The Mudcat Café TM
Thread #128220   Message #2874276
Posted By: Gibb Sahib
28-Mar-10 - 08:17 PM
Thread Name: The Advent and Development of Chanties
Subject: RE: The Advent and Development of Chanties
(oops, messed up the HTML in my last post.)

In my reading of Dana, from a few days ago, I did not feel confident that what I envision to have been a new class of shipboard work songs (i.e. chanties) had necessarily been adopted (not developed, as per my hypothesis) -- not at least from the evidence of Dana -- in a major way, if at all.

Whereas my hypothesis is that a new paradigm for work-singing -- roughly corresponding to halyard songs, or "chanties," as they came to be known -- was borrowed from African-American practices, I don't feel confident, from these 1830s references, that that borrowing had yet occurred on a large scale. That is, the Afr-American forms existed (rowing, cotton stowing, and fireman's songs), but had yet to be widely incorporated on large sailing vessels.
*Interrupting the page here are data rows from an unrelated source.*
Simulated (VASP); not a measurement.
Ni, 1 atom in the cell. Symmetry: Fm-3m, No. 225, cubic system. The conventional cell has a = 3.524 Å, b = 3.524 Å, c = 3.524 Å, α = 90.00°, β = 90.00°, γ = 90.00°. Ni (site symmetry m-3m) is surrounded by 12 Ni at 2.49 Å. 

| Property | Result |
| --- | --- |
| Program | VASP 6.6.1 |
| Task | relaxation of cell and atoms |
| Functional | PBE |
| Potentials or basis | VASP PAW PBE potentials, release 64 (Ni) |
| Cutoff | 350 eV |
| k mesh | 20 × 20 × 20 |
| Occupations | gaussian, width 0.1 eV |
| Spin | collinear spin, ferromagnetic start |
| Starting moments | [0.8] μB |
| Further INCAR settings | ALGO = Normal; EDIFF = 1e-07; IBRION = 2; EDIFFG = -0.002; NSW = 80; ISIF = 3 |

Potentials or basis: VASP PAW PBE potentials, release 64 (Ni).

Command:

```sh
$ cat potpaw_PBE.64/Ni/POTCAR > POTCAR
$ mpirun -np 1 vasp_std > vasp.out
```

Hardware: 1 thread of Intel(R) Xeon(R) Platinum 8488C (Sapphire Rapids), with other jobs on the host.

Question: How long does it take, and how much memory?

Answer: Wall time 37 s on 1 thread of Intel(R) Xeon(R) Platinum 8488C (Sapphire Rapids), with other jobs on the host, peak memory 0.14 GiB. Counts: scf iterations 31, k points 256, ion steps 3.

However, I forgot to acknowledge the two songs mentions which there is some good reason to believe had African-American roots. One is "Round the Corner, Sally," which, as will be seen in later decades, was used by Black Americans for rowing and corn-shucking. There is no proof of where it originated, but, as I said, some good reason to associate it with that culture. The other song is "Grog Time a Day." Thanks to John M.'s critical inquiries and Lighter's scholarship, we know that Dana's original manuscript was supposed to have included "Grog Time of Day" (and not just "Round the Corner," but "Round the Corner, Sally). We have already fairly established "Grog Time" as a song popular through the Caribbean and performed by Blacks. I offer this possible reasoning for why the existence of "Grog Time" does not contradict my earlier interpretation.

"Grog Time" seems to have been widely known across cultures as, perhaps, a popular song in those days. My evidence for this is that a play, TELEMACHUS, OR, THE ISLAND OF CALYPSO (a play, republished in 1879) was first performed in 1834, which gives a stage direction for: "Music – Grog time of day, boys" Set off the coast of "a West India island." It is followed by newly composed lyrics follow. The song's appearance in another fictional work, TAR BRUSH SKETCHES by Benjamin Fiferail, 1836. (FWIW, Lighter says elsewhere, "Given the date, one can probably assume that "Fiferail's" is the song Dana heard. If so, it doesn't seem to have been a one-line, one-pull shanty. I suppose it would have belonged to capstan work.")

So, I argue, "Grog Time" had entered the sphere of "popular music," by then, as opposed to being just a "folk" song that one would only pick up from hearing a "folk" from Culture X singing it. As for "Round the Corner," I don't know. It is mainly Dana's description of the format of these songs, along with some of what he doesn't mention (i.e. whereas otherwise he is very descriptive) that leaves me skeptical that "chanties, proper" had by then a wide spread among seamen.

I don't have the figures at hand -- so please take this with salt for now -- but I seem to remember from the book BLACK JACKS (there are tables/stats in the appendix) that 1820s-1830s were some of the peak years for Blacks in the Euro-American sailing trade. I still think this must have had some bearing on how chanties came to be adopted. However, if the available evidence so far is not showing great influence of African-American songs on the shipboard work-songs, then perhaps either: 1) The idea is overstated or 2) references to the proper contexts are just not available -- In other words, these Black seamen may have brought their musical influence to the (fully rigged) packet ship trade, especially via Gulf Coast ports rather than to Boston-California brigs like Dana's!

I have to check out the since-added 1830s references, now, to see what they add to the picture.